The Petitioners' Arguments
Mr. Shashi Kant Shukla, Senior Advocate, appeared for Tayyab and petitioners in two of the connected writ petitions. His principal contentions were that in 2016, Triple Talaq was permissible under Shariat law in India; that nikah halala is a valid ritual under Islamic law; and that in divorce proceedings in 2021, the prosecutrix had declared her age as 24 years, which, worked backwards, would place her at 18 years at the time of the 2015 marriage. He also argued that the Quran does not specify a numerical minimum age for marriage and that marriage with a minor under Muslim personal law is not void but voidable, becoming valid if not repudiated within one year of attaining majority.
On the specific accused, he submitted that Tayyab, a 71-year-old with no criminal antecedents, had merely accompanied Azhar Nawaz to Siyana in November 2016. He described Kari Murtza as a teacher of Islamic studies, not a Qazi who solemnises nikah. Shahnawaz Chaudhary and Hakim Nishat were, he argued, falsely implicated because they are a brother and nephew of Azhar Nawaz. The overall motive attributed to the FIR was an attempt to pressurise Azhar Nawaz to relinquish custody of the daughter and five bigha of land he owned.
Mr. Sandeep Kumar Srivastava appeared for the petitioner in Criminal Misc. Writ Petition No. 6019 of 2026 and advanced similar contentions regarding the marginal role of his client.
The State and Informant's Response
The Additional Government Advocate, Mr. Shashi Shekhar Tiwari, submitted that the FIR disclosed serious cognisable offences including rape and gang rape, with POCSO Act applicability flowing from the prosecutrix's age at the time of the first incident. He opposed quashing and urged thorough investigation.
Mr. Shyam Kumar Yadav, appearing for the informant as respondent no. 5, argued that the halala in November 2016 was committed on a minor of 16 years, and drew on the Supreme Court's ruling in Independent Thought v. Union of India, (2017) 10 SCC 800, that any sexual act with a minor — even one notionally within the framework of personal law — constitutes rape. He argued that the events of 19 February 2025 constituted gang rape under the BNS, carried out under the mask of a double halala.

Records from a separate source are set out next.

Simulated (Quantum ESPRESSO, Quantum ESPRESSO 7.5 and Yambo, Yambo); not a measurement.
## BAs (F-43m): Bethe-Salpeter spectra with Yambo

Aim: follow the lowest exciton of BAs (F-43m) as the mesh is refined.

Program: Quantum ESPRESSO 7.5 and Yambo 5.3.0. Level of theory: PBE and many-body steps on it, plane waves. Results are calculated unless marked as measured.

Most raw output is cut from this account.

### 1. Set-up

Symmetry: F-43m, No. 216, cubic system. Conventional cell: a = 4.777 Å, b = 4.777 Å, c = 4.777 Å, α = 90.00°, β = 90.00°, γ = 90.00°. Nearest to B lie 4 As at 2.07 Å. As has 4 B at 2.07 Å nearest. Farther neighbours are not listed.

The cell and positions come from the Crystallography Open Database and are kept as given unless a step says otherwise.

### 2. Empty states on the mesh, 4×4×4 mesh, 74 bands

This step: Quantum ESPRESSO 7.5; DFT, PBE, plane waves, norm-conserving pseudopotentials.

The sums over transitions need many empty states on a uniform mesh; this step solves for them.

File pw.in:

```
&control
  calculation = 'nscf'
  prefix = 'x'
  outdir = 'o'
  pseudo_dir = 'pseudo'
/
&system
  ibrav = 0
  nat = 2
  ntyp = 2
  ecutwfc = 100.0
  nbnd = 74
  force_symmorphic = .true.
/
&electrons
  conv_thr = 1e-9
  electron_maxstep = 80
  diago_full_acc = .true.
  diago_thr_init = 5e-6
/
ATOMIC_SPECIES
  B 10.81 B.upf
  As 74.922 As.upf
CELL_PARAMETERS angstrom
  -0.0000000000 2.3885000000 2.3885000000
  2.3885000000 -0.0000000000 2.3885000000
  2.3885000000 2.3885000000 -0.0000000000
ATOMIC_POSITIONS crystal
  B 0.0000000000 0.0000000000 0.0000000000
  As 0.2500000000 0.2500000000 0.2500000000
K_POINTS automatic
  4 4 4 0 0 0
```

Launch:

Counsel for the informant also invoked Section 69 BNS, which penalises sexual intercourse by deceitful means, and cited Articles 21 and 14 of the Constitution on dignity and equality. He pointed to CEDAW 1993 — its Articles 1, 2, and 5 — and relied on Neeharika Infrastructure Private Limited v. State of Maharashtra, (2021) 19 SCC 401, for the proposition that High Courts should be extremely slow to quash FIRs where a prima facie case of serious sexual violence is established.
Counsel further informed the bench that the anticipatory bail application filed under Section 482 BNSS by co-accused Nadim (No. 2417 of 2026) had been dismissed, and that the anticipatory bail application of Tayyab himself (No. 2522 of 2026) had also been dismissed. He also pointed to a fresh FIR, Crime No. 122 of 2026, lodged on 30 April 2026 under Sections 352(4) and 232 BNS, arising from continued threats by the accused against the prosecutrix.
The Court's Reasoning
The bench held, at the outset, that “unless the law itself makes exception, which it rarely does, there is absolutely no place for pleading personal laws governing marriage” when a crime is committed interlaced with a matrimonial relationship.
On the first halala in November 2016, the bench found it prima facie clear that the prosecutrix was still a minor at the time. It referred to Independent Thought v. Union of India to note that Exception 2 to Section 375 of the Indian Penal Code was read down and the POCSO Act given overriding effect over all other laws, so that there was “absolutely no possibility of any carnal relations, within or without marriage, between a man and a woman below the age of 18 years.” The bench noted that Exception 2 to Section 63 BNS now expressly reflects this position by limiting the marital exception to a wife not being under eighteen years of age.
On the second halala in February 2025, the bench found that the allegations, prima facie, constituted gang rape, describing the conduct as carried out “in a far more crude and outlandish manner.” It observed that the statement of the prosecutrix under Section 183 BNSS contained nothing incredible that would warrant interference at the threshold.
The bench expressly declined to examine the truth or falsehood of individual allegations, noting that it was hearing a petition to quash an FIR and not conducting a trial. It accepted that some petitioners may have played more marginal roles — as abettors or conspirators rather than principal offenders — but held that this did not entitle them to quashing of the FIR and termination of investigation at an incipient stage.
On the broader picture, the bench observed that the case presented a part of society “far removed from the constitutional values and the constitutional aspirations of equality, privacy, personal dignity and whatever Articles 21 and 14 of the Constitution stand for.” It was careful to add that it was not pronouncing on the constitutionality of halala as a practice, since no such challenge was framed before it. It described the totality of the facts on record as “shocking to the conscience.”
Outcome
All four writ petitions — Criminal Misc. Writ Petition No. 8465 of 2026 and the connected petitions Nos. 2789, 3132, and 6019 of 2026 — were dismissed on 1 July 2026. All interim orders granted in any of the petitions were simultaneously vacated. The judgment was marked as both speaking and reportable.